I'm confused as to why, when going from a PG-13 movie to a PG sequel, they choose a plot entirely about Dr. Dolittle trying to help a bear get laid.  Of all the plots that could have been used, this one seems among the least fitting for the audience being aimed at, and it affects the final product as all the underlying sex jokes are made to go over the kids' heads, but are still unfunny.

If you're between the ages of eight and twelve, this movie will be a lot of fun because there's a bear who likes to say the word "butt" a lot, and farts sometimes.  If that doesn't sound like the highest form of humor, then you'll probably want to stay clear.


The Cross Section:

David Cross is credited as "Dog/Animal Groupie #2."  There are a couple dogs it could have been, but they each have one line and speak in a silly voice.  I'm not at all sure what "Animal Groupie" refers to.  So, basically, there's no notable character, and a matter of a couple seconds of screentime.


Thursday, April 14, 2016

Ghost World (2001) - David Cross #11

Director: Terry Zwigoff
Runtime: 111 minutes  

Ghost World is an adaptation of the Daniel Clowes' comic of the same name.  It follows Enid (Thora Birch, American Beauty) and her friend Rebecca (Scarlett Johansson) after they graduate from high school.  They're the prototypical outsiders, cynical and directionless, uninterested in leading the life society expects from them.  They decide to prank call a missed connections personal ad, and follow the man, Seymour(Steve Buscemi), around, eventually meeting him.  Rebecca and Enid drift apart as Rebecca starts focusing on getting a job and becoming part of the adult world, while Enid becomes closer to Seymour, discovering someone who she describes as "the exact opposite of all the things I hate."

The film is fantastic.  The character of Enid and the people around her are rendered with a strong sense of irony, but not mockery.  The insincerity of modern culture, whether it's the self-described "authentic" Blues music of an unremarkable hard rock band (composed of yuppie 20-somethings singing about picking cotton all day long, no less), or the reformed alcoholic teenager giving a speech about responsibility (and later seen drinking from a flask), drives Enid to the social fringe.  Like with her description of Seymour, Enid and people like her define themselves as much, or even more, by what they reject than by what they love.  Enid's attempts at employment end in disaster because she refuses to compromise, her sarcastic treatment of customers at the movie theater (beyond being a vicarious fantasy of everyone who works in the service industry) is just one of the more visible ways in which Enid's identity is incompatible with the 'real world.'

* * *

One other thing I really like about Ghost World is how well it captures the underground comic aesthetic.  Beyond things like color scheme, there's a focus on characters that appear for only a moment, but really stick in the mind.  Minor details make the world strange and slightly grotesque, often without being remarked upon.  For example, in one scene a clearly pregnant woman walks directly behind Scarlett Johansson's character, holding a beer in one hand while smoking a cigarette with the other.

Easter eggs abound
Ghost World is fantastic and I highly recommend it.


The Cross Section:

David Cross is credited on imdb as Gerrold, the Pushy Guy - Record Collector.  He's one of Seymour's record collector friends who briefly (and awkardly) hits on Rebecca.

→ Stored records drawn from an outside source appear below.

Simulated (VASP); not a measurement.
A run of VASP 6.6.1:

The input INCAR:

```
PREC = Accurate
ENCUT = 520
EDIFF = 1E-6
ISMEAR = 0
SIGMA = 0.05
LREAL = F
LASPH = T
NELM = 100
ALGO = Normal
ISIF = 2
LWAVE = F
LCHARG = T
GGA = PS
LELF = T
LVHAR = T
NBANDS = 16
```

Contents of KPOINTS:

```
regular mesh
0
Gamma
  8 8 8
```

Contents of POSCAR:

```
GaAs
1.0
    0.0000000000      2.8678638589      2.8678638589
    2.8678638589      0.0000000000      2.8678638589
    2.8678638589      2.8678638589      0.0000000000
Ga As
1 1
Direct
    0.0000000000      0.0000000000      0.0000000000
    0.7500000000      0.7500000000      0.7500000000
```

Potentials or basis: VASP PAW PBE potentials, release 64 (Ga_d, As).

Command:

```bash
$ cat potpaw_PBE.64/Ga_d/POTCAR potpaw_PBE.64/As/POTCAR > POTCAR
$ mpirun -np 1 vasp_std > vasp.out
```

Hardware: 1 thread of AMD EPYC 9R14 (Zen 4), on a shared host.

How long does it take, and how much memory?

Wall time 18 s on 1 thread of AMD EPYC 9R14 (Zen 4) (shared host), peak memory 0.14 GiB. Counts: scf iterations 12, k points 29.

Cross only appears in one scene, and is never seen or referenced to again.


This isn't a criticism of Cross's performance, rather that the character is not distinctive, and could be played by anyone capable of smarminess. 

Tuesday, April 12, 2016

Swiss Army Man

According to tradition, the history of film started when Leland Stanford made a bet about whether all four of a horse's legs leave the ground when galloping.  That same gambling instinct that has underlain the film industry ever since has stuck again, after Daniel Radcliffe lost a bet and agreed to costar in the soon-to-be-released Swiss Army Man, in which Paul Dano plays a man marooned on a desert island, and Daniel Radcliffe plays a magical farting corpse.  No, seriously.

This looks like it could actually be pretty good, or at least interesting.

Tuesday, April 5, 2016

Chain of Fools (2000) - David Cross #10

Director: Traktor      
Runtime: 98 Minutes

Chain of Fools is a "heist comedy-romance" and the first feature film by the Swedish creative advertising collective known as Traktor.  Kresk (Steve Zahn) is a down-on-his-luck barber whose wife just divorced him when into his shop walks Avnet (Jeff Goldblum).  Kresk overhears Avnet talking on his cell, admitting that he's the one who robbed the museum the night before, killing two guards and stealing the precious Ming dynasty coins known as the Shiny New Enemies.  Avnet tries to kill Kresk, but through the power of slapstick Kresk gets the upper hand and puts a pair of scissors through Avnet's neck.  Kresk gets help hiding the body from his friend Andy (David Cross) and the two of them steal the Shiny New Enemies for themselves.  Meanwhile, the plot thickens with the introduction of Salma Hayek as Detective Kolko, who's investigating the theft of the coins and falls in love with Kresk, Elijah Wood shows up as Mikey, a teenage hitman who really just wants to make new friends, Paulie, an illiterate mob boss, and Kresk's terrible nephew who promptly swallows the coins.

The characters in the film all seem like suggestions from an improv comedy game, which may also speak to Traktor's history in very short film.  Steve Zahn's a suicidal barber, and if you replaced all his lines with "aw, shucks," the story wouldn't change much.  Salma Hayek's the cop who was also appeared in Playboy.  David Cross wears a "Timber Scouts" uniform throughout the movie, and when we first see him it's at the Timber Scouts store he owns, where he berates a child to tears for not knowing how to tie a box knot before ripping merit badges off the kid's chest.  Oddly enough, suicide is a prominent theme throughout the movie.  A couple main characters attempt to kill themselves, and it turns out that pretty much everyone had at least one parent take their own life, which makes for a really awkward romantic dinner scene.  But through the power of friendship, love, and murdering a bunch of criminals, they all live happily ever after. 

The film has a lot of memorable characters, but it's so packed with them that we don't really get as much as we'd like for most of them. Kresk and Det. Kolko's relationship is completely out of nowhere and unbelievable (e.g. "You seem like a nice guy.  And your parents killed themselves?  So did my dad!  I'm in love with you now.") The characters that we get a lot of are two-dimensional, and are probably better suited to sketch comedy than a feature film.


The Cross-Section:

Cross, with his history in sketch comedy, is a lot of fun whenever he's onscreen, given his wacky character.  

Unfortunately, there are large gaps where the character is not present.